Let S be the set of all rational numbers except 1 and * be defined on S by a*b = a + b – ab, for all a,b∈S.
Prove that:
i. * is a binary operation on S
ii. * is commutative as well as associative.
Given that ‘*’ is an operation that is valid on the set S which consists of all real numbers except 1 i.e., R – {1} defined as a*b = a + b – ab
Let us assume a + b – ab = 1
⇒ a – ab + b – 1 = 0
⇒ a(1 – b) – 1(1 – b) = 0
⇒ (1 – a)(1 – b) = 0
⇒ a = 1 or b = 1
But according to the problem, it is given that a≠1 and b≠1 so,
a + b + ab≠1, so we can say that the operation ‘*’ defines a binary operation on set ‘S’.
We know that commutative property is p*q = q*p, where * is a binary operation.
Let’s check the commutativity of given binary operation:
⇒ a*b = a + b – ab
⇒ b*a = b + a – ba = a + b – ab
⇒ b*a = a*b
∴ Commutative property holds for given binary operation ‘*’ on ‘S’.
We know that associative property is (p*q)*r = p*(q*r)
Let’s check the associativity of given binary operation:
⇒ (a*b)*c = (a + b – ab)*c
⇒ (a*b)*c = a + b – ab + c – ((a + b – ab)×c)

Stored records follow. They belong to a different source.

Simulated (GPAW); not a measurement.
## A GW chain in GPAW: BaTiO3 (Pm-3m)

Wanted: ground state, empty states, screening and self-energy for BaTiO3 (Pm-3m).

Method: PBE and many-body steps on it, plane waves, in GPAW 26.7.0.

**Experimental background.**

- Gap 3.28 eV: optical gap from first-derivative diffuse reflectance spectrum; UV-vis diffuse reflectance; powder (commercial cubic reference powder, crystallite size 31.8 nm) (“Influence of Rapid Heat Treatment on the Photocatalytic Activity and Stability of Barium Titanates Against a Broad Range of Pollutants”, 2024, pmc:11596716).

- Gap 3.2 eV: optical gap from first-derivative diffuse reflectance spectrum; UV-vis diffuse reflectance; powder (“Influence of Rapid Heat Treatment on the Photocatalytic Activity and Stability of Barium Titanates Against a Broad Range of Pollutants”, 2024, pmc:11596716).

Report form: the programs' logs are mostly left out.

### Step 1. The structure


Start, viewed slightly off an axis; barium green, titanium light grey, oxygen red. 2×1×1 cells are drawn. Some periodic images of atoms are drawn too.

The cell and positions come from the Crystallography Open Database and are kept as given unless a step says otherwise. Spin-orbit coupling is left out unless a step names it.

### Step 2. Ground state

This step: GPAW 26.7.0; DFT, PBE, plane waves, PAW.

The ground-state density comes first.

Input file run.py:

⇒ (a*b)*c = a + b + c – ab – ac – bc + abc ...... (1)
⇒ a*(b*c) = a*(b + c – bc)
⇒ a*(b*c) = a + b + c – bc – (a×(b + c + bc))
⇒ a*(b*c) = a + b + c – ab – bc – ac + abc ...... (2)
From (1) and (2) we can clearly say that associativity holds for the binary operation ‘*’ on ‘S’.